A cash ISA is a type of savings account that lets you earn interest on your savings without paying tax. Any UK resident aged 16 or over can save up to £20,000 in a cash ISA in the 2021/22 tax year, which runs from 6 April 2021 to 5 April 2022.
There are various types of cash ISAs on the market. The best option for you will depend on your savings needs. The main types of cash ISA are detailed below.
- Easy access ISAs – Easy access ISAs allow you to deposit and withdraw money any time you wish without incurring a penalty, although some providers may impose a limit on how many times you can do this.
- Regular savings ISAs – A regular savings ISA usually pays a fixed interest rate if you pay in the same monthly amount. You can save up to £1,666 per month without exceeding the £20,000 annual ISA allowance.
- Notice ISAs – A notice ISA is almost a hybrid of an easy access ISA and a fixed rate ISA. It tends to pay better interest rates than easy access ISAs, but you need to give a set amount of notice when you want to make a withdrawal. The notice period varies between providers but it typically ranges from 30 to 120 days.
- Fixed rate ISAs – A fixed rate ISA lets you lock away a lump sum of money for a set period in exchange for a competitive interest rate. Terms normally range from one year to five years, with longer fixed periods usually offering the highest interest rates.

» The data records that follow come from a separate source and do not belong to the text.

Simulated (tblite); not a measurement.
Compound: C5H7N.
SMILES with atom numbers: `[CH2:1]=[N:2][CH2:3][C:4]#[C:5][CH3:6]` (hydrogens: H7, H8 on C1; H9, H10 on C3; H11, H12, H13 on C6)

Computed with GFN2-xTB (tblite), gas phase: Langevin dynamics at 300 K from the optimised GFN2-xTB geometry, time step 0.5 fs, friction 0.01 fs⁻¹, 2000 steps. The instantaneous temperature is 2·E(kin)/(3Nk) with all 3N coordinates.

There is also a special type of cash ISA, known as the lifetime ISA, designed to help people save for a first home or retirement. You can put a maximum of £4,000 per tax year into a lifetime ISA and receive a 25% bonus from the government (up to £1,000 per year). However, you can only open a lifetime ISA if you’re aged 18 to 39.
How does a cash ISA work?
You can put all of your ISA allowance into a cash ISA or you can divide it across other types of ISA, but your total contributions must not exceed £20,000. For instance, you could pay £8,000 into a cash ISA, £7,000 into a stocks and shares ISA, £4,000 into an innovative finance ISA and £1,000 into a lifetime ISA.
Some cash ISAs allow you to withdraw money and then return it to your account without it affecting your annual ISA allowance. These are known as flexible cash ISAs. If your account doesn’t have this flexibility, any funds you withdraw and later reinvest will reduce your current year’s ISA allowance.
You can have multiple cash ISAs but you can only open one of each type of ISA in any given tax year. So, for example, if you open a cash ISA in December 2021, you won’t be able to open another ISA until 6 April 2022.
You can read more about how ISAs work on our website.
Is a cash ISA right for me?
Whether a cash ISA is right for you will depend on your individual circumstances. Following the introduction of the personal savings allowance (PSA), basic rate (20%) taxpayers can earn up to £1,000 in interest without paying tax on it. Meanwhile, higher rate (40%) taxpayers can earn up to £500 in tax-free interest. This means the majority of savers no longer need the tax-free advantages of an ISA.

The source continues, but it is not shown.